We got rid of the 4 runner! SO glad it's gone. We now own a Suburban with a 4 inch lift that seats 9 people. Yup, 9 people can get in there. So, it would be the perfect rig if I still wanted 7 kids. THANK GOD I DON'T! I am done with our two daughters. No more babies for me. Is it sad that Alexis is a month old and I already miss my pregnant belly? I miss it more than normal because I will never be pregnant again. That was my last time. I sure hope I enjoyed it as much as I could.

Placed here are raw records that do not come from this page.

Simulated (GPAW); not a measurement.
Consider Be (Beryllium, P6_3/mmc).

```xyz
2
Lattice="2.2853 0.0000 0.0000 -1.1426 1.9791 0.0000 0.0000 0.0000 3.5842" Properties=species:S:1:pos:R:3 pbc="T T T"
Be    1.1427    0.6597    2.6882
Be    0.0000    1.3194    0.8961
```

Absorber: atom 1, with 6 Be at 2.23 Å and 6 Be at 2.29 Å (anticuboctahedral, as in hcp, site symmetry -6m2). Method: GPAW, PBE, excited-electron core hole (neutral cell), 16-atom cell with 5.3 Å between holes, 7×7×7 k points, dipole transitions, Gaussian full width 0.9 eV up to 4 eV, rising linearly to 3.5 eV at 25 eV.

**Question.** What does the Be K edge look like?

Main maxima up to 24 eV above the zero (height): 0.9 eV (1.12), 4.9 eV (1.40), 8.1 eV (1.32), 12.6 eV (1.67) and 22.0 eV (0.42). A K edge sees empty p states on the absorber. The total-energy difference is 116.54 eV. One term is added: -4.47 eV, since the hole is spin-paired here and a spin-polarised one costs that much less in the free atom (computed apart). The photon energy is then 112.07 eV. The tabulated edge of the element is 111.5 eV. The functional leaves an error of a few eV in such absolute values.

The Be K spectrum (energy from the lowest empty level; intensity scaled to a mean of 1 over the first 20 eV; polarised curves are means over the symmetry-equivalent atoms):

Potty training Haylie has been more trying today. I want to rip my hair out. I am so done fallowing her around to clean up the carpet. But what can you do? Alexis is sitting up on her own now. Not entirely, but if I have her on my knee and hold her around her hips she can hold her upper body up by herself. She's a strong baby. I bet she'll be an early crawler. Her hair is getting lighter too. Now it's the color Haylie's was when she was born. We could very possibly have two tow heads.

I've been thinking about becoming an art teacher lately. I used to want to be a choir director, but I can't read sheet music so that would be a problem. Of course I could always learn, but I think I would rather be an art teacher. Or maybe an English teacher. I could easily assign reading material and make kids write essays and speeches. The main reason I want to be an art teacher though is that art is such a reflection of your inner person, it's a great way to actually see people. A great way to see the person they hide away from everyone else. Art is self expression. I've already started to think about how I would teach it, what my method would be, if I would include art history or not. I don't just want to be a stay at home mom forever. When the girls go to school I'll want a career of my own. I could do online and night school now and when they go to kindergarten I could start working. It would also really help us out financially. We would be able to take trips and possibly even visit my family back east. Something I REALLY want to do before anyone else passes away. I've already missed the opportunity to know my grandfather and my aunt.

Anyway, I came across some of my old journals today. Flipped through them some. I really appreciate my husband after I read what I wrote about my ex. I mean, I REALLY appreciate my husband. He's amazing. I spent my whole relationship with my ex worried that he was cheating (because he was) and wondering what all he was lying about (he lied about literally everything) and dealing with the abuse to top it all off. Brandon has NEVER given me any reason to doubt him or his love for me. I've never thought he was cheating. I've never felt the need to 'snoop' through his things to prove he was faithful. I've never even noticed him looking at another woman and finding her attractive. And I know the look. Believe you me. I saw it every day with my ex. He always saw the beautiful women, and many times he compared them to me. I never measured up. I should have had black hair, emerald green eyes, milk white skin, blah blah blah. I get it! I needed hair dye, colored contacts and my skin bleached! But Brandon has always accepted me as I am and never wanted me any different. How did I get so lucky? I found my soul mate the second go around. How many girls can say that? I've only dated two people my whole life. And my husband has only been with me. How lucky are we?

1 comment:

  1. First of all I think you would be an AMAZING art teacher...GO YOU!!! Second I know exactly how you feel about reflecting back on the ex and being grateful for the one you have now. I too was with a very abusive man and stayed with him for 5 years and two kids and was terrified to leave for fear that he would kill me. So I endured the abuse and to the point to where his anger spilled phyisically onto our oldest son. I think about how far I have come since then and I am thankful everyday that there are great men out there and that God sends them to us when we need them, and appreciate them. Without the history that we have had, our husbands would not be the prince's that they are today. We look at them in a different light, one that shines on them in our darkest hour and helps us to undedrstand that no matter what trials we may go through with them, they are our safety and our security, and our bestfriends...and nothing is greater than that!!!